17 year old died at the drag strip

This is a really sad story. May she R.I.P.

Probe launched in fatal Ont. rocket car crash
Updated Mon. Oct. 2 2006 10:24 PM ET

CTV.ca News Staff

A United States-based drag racing association has launched an investigation after a 17-year-old Ontario girl was killed while driving a jet-powered car at more than 500 km/h.

The probe is trying to determine why Kendall Hebert was behind the wheel of the powerful vehicle during the tragic incident at a Cayuga racetrack, near Hamilton, Ont., on Sunday.

The fatal crash at Toronto Motorsports Park occurred when Hebert’s vehicle veered off the end of the quarter-mile track strip. The car then slammed into a concrete barrier, bounced over the wall and rolled several times, ejecting Hebert.

“All the steps were taken to make sure that if something did happen, all that could be done would be done,” said family friend Chuck Fram. “Unfortunately, sometimes when you crash, you crash too hard.”

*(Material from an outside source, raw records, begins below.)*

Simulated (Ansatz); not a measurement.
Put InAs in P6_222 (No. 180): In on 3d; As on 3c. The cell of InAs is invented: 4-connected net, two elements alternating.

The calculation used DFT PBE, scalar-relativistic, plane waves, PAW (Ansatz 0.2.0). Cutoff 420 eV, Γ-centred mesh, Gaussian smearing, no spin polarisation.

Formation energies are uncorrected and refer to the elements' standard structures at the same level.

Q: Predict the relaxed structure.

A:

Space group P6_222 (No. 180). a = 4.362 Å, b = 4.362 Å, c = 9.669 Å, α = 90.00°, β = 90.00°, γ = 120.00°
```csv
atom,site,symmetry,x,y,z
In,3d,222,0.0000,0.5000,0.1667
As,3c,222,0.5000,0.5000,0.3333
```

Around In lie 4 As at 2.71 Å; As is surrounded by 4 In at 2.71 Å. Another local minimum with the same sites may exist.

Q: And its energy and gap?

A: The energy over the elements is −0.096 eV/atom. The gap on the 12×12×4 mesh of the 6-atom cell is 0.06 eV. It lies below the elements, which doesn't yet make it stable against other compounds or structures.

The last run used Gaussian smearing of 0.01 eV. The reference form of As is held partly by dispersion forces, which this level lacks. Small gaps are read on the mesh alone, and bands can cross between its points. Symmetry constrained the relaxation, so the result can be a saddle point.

The track is a member of the International Hot Rod Association, a drag-racing sanctioning body based in Ohio which says the organization only licenses those 18 and older to drive jet-engine propelled vehicles.

“I want to know for our organization’s benefit what went on and for the sport what went on here,” Skooter Peaco, vice-president or racing operations, told the Toronto Star.

“Maybe they have different sets of rules in Ontario.”

Outside Hebert’s Windsor workplace, a performance auto shop, friends hugged and consoled each other next to a makeshift memorial.

“Kendall, it doesn’t take long to get to heaven at 300 mph,” reads the shop’s sign.

“This is what Kendall wanted, this is the way she wanted to do it,” said Fram. “She had no fear. She did more living in 17 years than most of us will ever do.”

Flags at the Cayuga racetrack were lowered to half-mast.

Hebert started racing at the age of eight, and was a promising up-and-comer, her friends said.

“It’s something a lot of people are brought up into,” CASCAR driver Neil Fair said of the risky career choice. “A lot of people start racing at an early age.”

The Ontario Provincial Police, who are also investigating the death, said Hebert was “conducting a performance” on the vehicle, not competing.

Hebert’s death was witnessed by spectators, including members of her family, and the event was carried live on the Internet, police said.

With reports by CTV’s Scott Laurie and Austin Delaney

wow, thats tragic. rest in peace fellow racer

If she could do it again knowing the consequences, I’d bet she’d do it still.

R.I.P. :cry:

What a way to go… doing what you love. RIP

May God take her into his arms, and may we raise our glasses for all who died racing.